We therefore identify the focused durations and the variability associated for each task.

Let's go back to our initial planning, so we reduce the duration of the tasks and take into account the capacity of the resources by leveling the activities. A schedule is obtained without any safety margin taking into account the availability of resources. The next step is identifying the Critical Chain: this is the longest sequence of tasks that takes into account resource dependencies. The difference with the critical path is the consideration of resources. This definition of the Critical Chain is, however, very restricted. It is this task sequence that really determines the duration of the project, it is on it that we must work to improve the performance of a project.

The 4th step is to decide when to start the non critical tasks, the ideal is to plan them just in time, not at the earliest, nor at the latest.

The last stage of Critical Chain planning is fundamental, but only possible if the previous steps have been followed. Focused durations having only a 50% chance of finishing on time, the schedule as we built it has almost no chance of finishing on time if left as is. It is necessary to protect the project against the hazards, the probable delays which can occur on each of the tasks. For this we insert at the end of the project a "buffer". It is there to absorb the problems and delays encountered on the activities of the Critical Chain. It is calculated from the variabilities of the tasks of the Critical Chain. The advantage is the mutualisation of project protections. This is not the only buffer since auxiliary buffers are inserted whose function is to ensure that non-critical tasks do not jeopardize the Critical Chain. They are positioned everywhere where non-critical activities join the Critical Chain.

The Critical Chain plan obtained is both efficient and robust. Efficient because we reduced the duration of the tasks to obtain the focused durations, robust because it did not ignore the variability and protected from it with the buffers. In this way we go fast and we are protected from hazards. We thus have a very high probability of completing all the projects on time or even in advance.

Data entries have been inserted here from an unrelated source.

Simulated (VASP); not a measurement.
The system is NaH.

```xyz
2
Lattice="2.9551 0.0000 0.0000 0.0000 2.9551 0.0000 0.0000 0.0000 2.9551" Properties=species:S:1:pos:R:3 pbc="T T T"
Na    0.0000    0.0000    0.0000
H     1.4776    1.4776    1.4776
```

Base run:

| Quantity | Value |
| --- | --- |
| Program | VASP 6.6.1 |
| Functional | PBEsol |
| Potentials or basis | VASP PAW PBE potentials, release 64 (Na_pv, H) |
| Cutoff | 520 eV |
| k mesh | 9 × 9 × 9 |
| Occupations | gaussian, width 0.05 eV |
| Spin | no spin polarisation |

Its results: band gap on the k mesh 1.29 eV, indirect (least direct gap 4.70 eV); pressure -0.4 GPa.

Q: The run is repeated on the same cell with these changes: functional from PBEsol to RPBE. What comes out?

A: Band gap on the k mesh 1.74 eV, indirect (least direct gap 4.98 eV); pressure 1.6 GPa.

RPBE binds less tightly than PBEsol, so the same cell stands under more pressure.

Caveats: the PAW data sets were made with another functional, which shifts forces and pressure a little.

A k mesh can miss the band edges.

Ta plan a portfolio of projects, if we want the whole to be manageable, it is better that each project is planned with the Critical Chain approach, so they all have a good probability of going well. These different projects can use the same resources, how to plan them together? This amounts to use the Theory of Constraints, and thus identifying the capacity constraint of the system. It is necessary to take into account the capacity of this constraint and to smooth the launch of the projects according to this constraint.

In conclusion if you roll out all these steps on one of your projects it can take time the first time. But planning will become more efficient and more robust.